Identifying your organization’s critical business functions is foundational to all kinds of strategic planning initiatives. Every organization has a definitive list that they review at least annually, right? Not so much, it turns out.
Most lists of critical business functions are too high-level to be actionable. In a world where billions of assets are connected to the internet and each other, the definition of critical business functions must include dependencies that could contribute to a larger failure if they were damaged or disrupted. This is especially true of operational technology (OT) and Internet of Things (IoT) assets that control physical and digital processes, which often are omitted entirely from such lists.
A thorough discussion of critical business functions would include the importance of performing a business impact analysis (BIA) and creating business continuity and disaster recovery plans — all essential practices beyond the scope of this post. Here, we address the more immediate problem of knowing where to begin. We define critical business functions for industrial and cyber-physical environments, including critical infrastructure, and the importance of identifying and prioritizing them so you can allocate adequate resources to protect them.
What Are Critical Business Functions in OT/IoT?

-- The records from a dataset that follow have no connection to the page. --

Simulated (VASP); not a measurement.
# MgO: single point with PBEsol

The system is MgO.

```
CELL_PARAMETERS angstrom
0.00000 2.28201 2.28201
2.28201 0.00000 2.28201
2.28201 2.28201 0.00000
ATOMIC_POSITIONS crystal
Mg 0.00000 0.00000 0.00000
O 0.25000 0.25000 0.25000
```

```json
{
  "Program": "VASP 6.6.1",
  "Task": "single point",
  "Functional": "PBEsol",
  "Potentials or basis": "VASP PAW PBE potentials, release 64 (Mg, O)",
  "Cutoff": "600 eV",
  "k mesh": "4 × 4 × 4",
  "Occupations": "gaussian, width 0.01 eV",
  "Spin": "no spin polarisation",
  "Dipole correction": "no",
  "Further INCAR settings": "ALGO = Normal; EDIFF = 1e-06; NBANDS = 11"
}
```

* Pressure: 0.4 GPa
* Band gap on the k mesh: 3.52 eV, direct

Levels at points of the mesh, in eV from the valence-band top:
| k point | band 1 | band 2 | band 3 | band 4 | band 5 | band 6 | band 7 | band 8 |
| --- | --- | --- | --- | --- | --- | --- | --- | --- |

Every organization has its crown jewels — the core processes and activities that enable them to generate revenue or otherwise fulfill their mission. These are the assets that need the most protection. In industrial organizations, OT and IoT assets manage these crown jewel processes, often autonomously. They control processes that, if compromised, could significantly impact the organization’s operations, reputation, financial health or very existence.
Critical business functions are defined by each organization’s unique purpose; they can’t be dictated externally. The most recent version of the TSA Security Directive for Pipelines, TSA SD Pipeline-2021-01D, illustrates this point. Among other minor updates, it adds this vague definition of what it calls “business critical functions,” perhaps in response to calls for clarification:
“Business critical functions” means the Owner/Operator’s determination of capacity or capabilities to support functions necessary to meet operational needs and supply chain expectations.
Itemizing and ranking your critical business functions is a start, but it won’t get you very far toward the goal of protecting them. Even when conducting a BIA, too often organizations stop at a very high level, without collecting detailed information and mapping functions to specific services, applications, hardware and employees.
For example, in a manufacturing organization, critical functions typically include production, quality control and distribution. To be meaningful, many more details must be known about each of these functions and their dependencies. Within production alone, can you answer:
- What specific machines, processes and facilities are critical?
- What programmable logical controllers (PLCs) are used?
- What power supply units cannot fail?
- What engineering workstations are vulnerable to attack?
- What sensors, cameras, wireless and other IoT devices enable robots to operate and communicate autonomously?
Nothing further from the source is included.